TOPEKA—The Supreme Court today filed its decision in the above entitled appeal and rules 5-2 that teachers are ineligible to serve as a member of the their Board of Education under the common-law doctrine of incompatibility of office, reversing Shawnee County District Court. Writing for the majority is Justice Fred N. Six. Justices Donald L. Allegrucci and Tyler C. Lockett, in separate dissents, would affirm the district court on the basis that 11 attempts to pass a bill prohibiting the dual service has failed each time since the bills were first introduced beginning in 1979.

Justice Six, in writing for the majority, said the positions of teacher as employee and board member as employer are incompatible. He said the fact that the legislature has not acted is "not necessarily indicative of legislative intent. A court can draw many contradictory inferences from the legislature's failure to pass a bill," he wrote.

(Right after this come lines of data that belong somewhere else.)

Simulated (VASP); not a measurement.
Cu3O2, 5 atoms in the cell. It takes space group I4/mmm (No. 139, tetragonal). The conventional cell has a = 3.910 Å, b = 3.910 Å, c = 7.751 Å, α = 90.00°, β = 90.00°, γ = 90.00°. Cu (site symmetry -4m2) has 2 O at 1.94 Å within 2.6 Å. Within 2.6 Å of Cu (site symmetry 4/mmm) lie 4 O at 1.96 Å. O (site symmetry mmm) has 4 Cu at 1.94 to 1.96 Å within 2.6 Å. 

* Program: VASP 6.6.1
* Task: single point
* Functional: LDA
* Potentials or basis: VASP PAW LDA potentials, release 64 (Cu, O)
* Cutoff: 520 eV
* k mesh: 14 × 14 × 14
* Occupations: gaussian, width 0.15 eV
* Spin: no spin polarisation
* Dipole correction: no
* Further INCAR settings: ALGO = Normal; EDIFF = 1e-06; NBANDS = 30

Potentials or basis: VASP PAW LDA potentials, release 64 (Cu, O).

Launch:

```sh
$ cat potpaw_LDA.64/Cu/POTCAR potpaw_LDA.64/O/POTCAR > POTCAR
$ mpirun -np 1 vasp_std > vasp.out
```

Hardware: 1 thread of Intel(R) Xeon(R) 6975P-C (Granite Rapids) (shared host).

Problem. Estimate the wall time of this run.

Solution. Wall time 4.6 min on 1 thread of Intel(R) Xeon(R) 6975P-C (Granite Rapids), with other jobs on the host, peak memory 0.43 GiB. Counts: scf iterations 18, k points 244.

The appeal arose in a lawsuit from Shawnee County in which the court was asked to determine whether Linda M. Baker, a teacher in the Topeka school district since 1984, could serve on the board of education after assuming the position on July 1, 1999. The court ruled that rather than finding that Baker vacated her tenured teaching position when she assumed the duties of board member, the more equitable approach is that "because she is contractually employed by the district, her employment as a teacher endures."

Justice Allegrucci, in his dissent, said he agrees with the rationale and decision of District Judge Marla Luckert and that Supreme Court previously ruled that inferences can be drawn from the legislature's inability to pass legislation.

He said the legislature's consideration, but failure to enact, a so-called dram shop act is indicative of legislative intent under a decision relating to the liability of a nightclub for an ensuing drunk driving accident caused by one of its patrons. "The legislature's failure to pass any of the 11 bills introduced since 1979 speaks volumes on the issue of whether a teacher may serve on a school board," Justice Allegrucci wrote.

Justice Lockett added in his dissent that be believes the majority's interpretation of the statute prohibits a member of the "board of education from contracting to perform any work or service for or to sell any goods to the school district."